Well, I won't be watching it due to lack of TV... but here's hoping for the best!


----------



## madman (Oct 20, 2003)

i have a feeling that we arent going to be lucky


----------



## billfindlay10 (Jan 24, 2003)

madman said:


> i have a feeling that we arent going to be lucky


But do yu feel we will be unlucky?


----------



## adhir1 (Dec 28, 2004)

Heres to hoping that this is the last lottery will be looking forward to for the next 7-8+ years. Thats all i care about, as long as we do well and i odnt want to be discussing this again next year.


----------



## Junkyard Dog13 (Aug 9, 2003)

I would love to see us get the 4th pick, that we control the future of the best PG in the draft Marcus Williams eithier he is ours for the long run or going to part of a blockbuster trade where Calengelo aqquires a premier PG (I'm thinking someone like Miller)or he is Atlanta's for the long run.


----------



## aizn (Jun 19, 2005)

Junkyard Dog13 said:


> I would love to see us get the 4th pick, that we control the future of the best PG in the draft Marcus Williams eithier he is ours for the long run or going to part of a blockbuster trade where Calengelo aqquires a premier PG (I'm thinking someone like Miller)or he is Atlanta's for the long run.

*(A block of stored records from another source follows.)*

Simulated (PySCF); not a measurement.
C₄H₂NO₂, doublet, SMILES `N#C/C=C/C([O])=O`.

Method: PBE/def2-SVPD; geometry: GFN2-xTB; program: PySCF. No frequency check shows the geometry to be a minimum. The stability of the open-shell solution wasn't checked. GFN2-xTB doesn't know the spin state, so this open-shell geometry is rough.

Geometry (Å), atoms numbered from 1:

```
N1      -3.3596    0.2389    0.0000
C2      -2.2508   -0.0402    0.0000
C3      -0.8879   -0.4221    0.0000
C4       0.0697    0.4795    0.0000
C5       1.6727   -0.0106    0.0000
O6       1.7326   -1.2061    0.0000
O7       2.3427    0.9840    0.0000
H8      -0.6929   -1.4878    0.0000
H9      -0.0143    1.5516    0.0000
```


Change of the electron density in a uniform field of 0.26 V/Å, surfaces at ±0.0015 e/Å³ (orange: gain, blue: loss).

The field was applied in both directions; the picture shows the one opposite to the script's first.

i dont even think its possible for us to get the 4th pick. its either 1-3 or 5-7


----------



## vi3t_boi11 (Aug 14, 2004)

I'm feelin lucky this yr, the Raps r gonna get the first pick


----------



## ATM (Jun 23, 2003)

aizn said:


> i dont even think its possible for us to get the 4th pick. its either 1-3 or 5-7


Or in some kind of freak occurance we could get the 8th pick.


----------



## madman (Oct 20, 2003)

wow i hate that i wont be able to watch it, guess im gonna be on nba.com for a while


----------



## Benis007 (May 23, 2005)

if we get #1 I want us to trade it.


----------



## ballafromthenorth (May 27, 2003)

madman said:


> wow i hate that i wont be able to watch it, guess im gonna be on nba.com for a while


Is it for certain that we don't get it? I've been looking on my digital cable schedule and I don't see it.. I'm so pumped for this lottery/draft, so if I have to just watch the results online, so be it.. but it would be great to watch on tv..


----------



## trick (Aug 23, 2002)

What a great week so far for NBA fans. The week starts off with two game 7's that was thrilling to the end, and it continues with the lottery followed by the drama between two teams led by best friends.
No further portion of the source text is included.